We’re Overruled

Richard Quinn

I BEGAN TRYING TO figure out the laws related to retirement and employee benefits after the enactment of ERISA in 1974. I spent endless hours over many years in lawyers’ offices in Washington, D.C., as each new law or regulation came along.

TEFRA, DEFRA and COBRA are but a few of the many laws that now confound Americans. I bet most people think COBRA was only about health insurance. In fact, it’s the Consolidated Omnibus Budget Reconciliation Act. When you see a D in a law’s acronym, it usually stands for deficit. Meanwhile, an R means reduction or reconciliation. Good luck with that.

Recently, HumbleDollar’s Greg Spears explained some of the new rules in the so-called SECURE 2.0 Act. When you look closely at such laws, it’s questionable whether they provide the right incentives, whether they’re administratively feasible and—most important—whether they benefit the Americans who most need help. My experience in trying to explain, comply with and administer these laws over many decades tells me the answer to these questions is almost certainly a resounding “no.”

ERISA alone added thousands of pages of regulations. It also contributed to the decline of pension plans by making them more costly to operate. SECURE 2.0 delays required minimum distributions yet again, first to age 73 and later age 75. Who but the wealthy can delay taking retirement savings until their mid-70s?

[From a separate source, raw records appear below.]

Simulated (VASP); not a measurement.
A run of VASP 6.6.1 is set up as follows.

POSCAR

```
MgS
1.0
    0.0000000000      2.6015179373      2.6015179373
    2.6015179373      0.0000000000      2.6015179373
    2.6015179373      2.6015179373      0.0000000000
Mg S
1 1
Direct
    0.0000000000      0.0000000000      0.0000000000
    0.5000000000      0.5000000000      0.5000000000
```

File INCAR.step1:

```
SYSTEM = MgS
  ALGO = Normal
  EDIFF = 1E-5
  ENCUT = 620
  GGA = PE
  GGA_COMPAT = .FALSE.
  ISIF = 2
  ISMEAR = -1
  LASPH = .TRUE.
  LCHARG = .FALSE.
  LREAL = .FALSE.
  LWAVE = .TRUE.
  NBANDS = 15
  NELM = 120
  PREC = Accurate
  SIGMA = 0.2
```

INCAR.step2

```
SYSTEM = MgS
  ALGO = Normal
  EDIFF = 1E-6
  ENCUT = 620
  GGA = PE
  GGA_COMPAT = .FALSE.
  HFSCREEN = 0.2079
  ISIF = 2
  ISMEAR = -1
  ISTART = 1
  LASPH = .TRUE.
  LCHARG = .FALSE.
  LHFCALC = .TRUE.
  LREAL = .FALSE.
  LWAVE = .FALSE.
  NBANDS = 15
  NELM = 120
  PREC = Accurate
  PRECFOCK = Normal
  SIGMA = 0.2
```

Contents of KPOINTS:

The primary beneficiaries of all this complexity are consultants and lawyers. The losers are average Americans. They’re turned off by what they can’t understand and often interpret the rules incorrectly. It can get them into a mess of trouble.

Just consider the many different retirement plans we now have: defined benefit pensions—with many variations—the 401(k), solo 401(k), 403(b), 457, SEP-IRA, traditional IRA and Roth IRA. Each one has a different set of rules and limits.

Why? There’s no need for all these variations. Some retirement and benefit laws are pushed by the wealthy, some by employers and some by unions. But doesn’t everyone have the same objective—to strengthen retirement for all workers? I doubt Congress understands human nature when it comes to money.

Writing each law in isolation, Congress has created a mishmash of benefits tied to different income levels. When compared, they don’t seem fair. You can be eligible for the saver’s credit if the family earns up to $73,000, and yet a couple would owe taxes on as much as 85% of Social Security benefit payments with a total combined family income of over $44,000.

A deductible IRA uses various income limits, partially dependent on whether a spouse has a retirement plan at work. Meanwhile, there are no income limits on Roth conversions.

In 2023, a worker can contribute up to $22,500 to their 401(k) plan, plus $7,500 more if they’re 50 or older. Yet a person relying on an IRA—without an employer match—can contribute just $6,500 this year, or $7,500 total if they’re 50 or older.

Why are Roth withdrawals excluded from the modified adjusted gross income (MAGI) calculation, while tax-free interest on municipal bonds is not? No doubt that logic got lost in the tunnels underneath the House and Senate.

How can all these disparate rules—and their associated high administrative costs—be justified? Are they necessary? Are they fair? I can’t see how. Do we really need more laws designed to motivate Americans to save for retirement? Don’t we have enough already?

What we need with retirement plans, as we do with health care, is simplification, consolidation and uniformity. How great would it be if financial education could focus on just one set of rules? The multitude of choices we have with both retirement and health care plans is not helping Americans.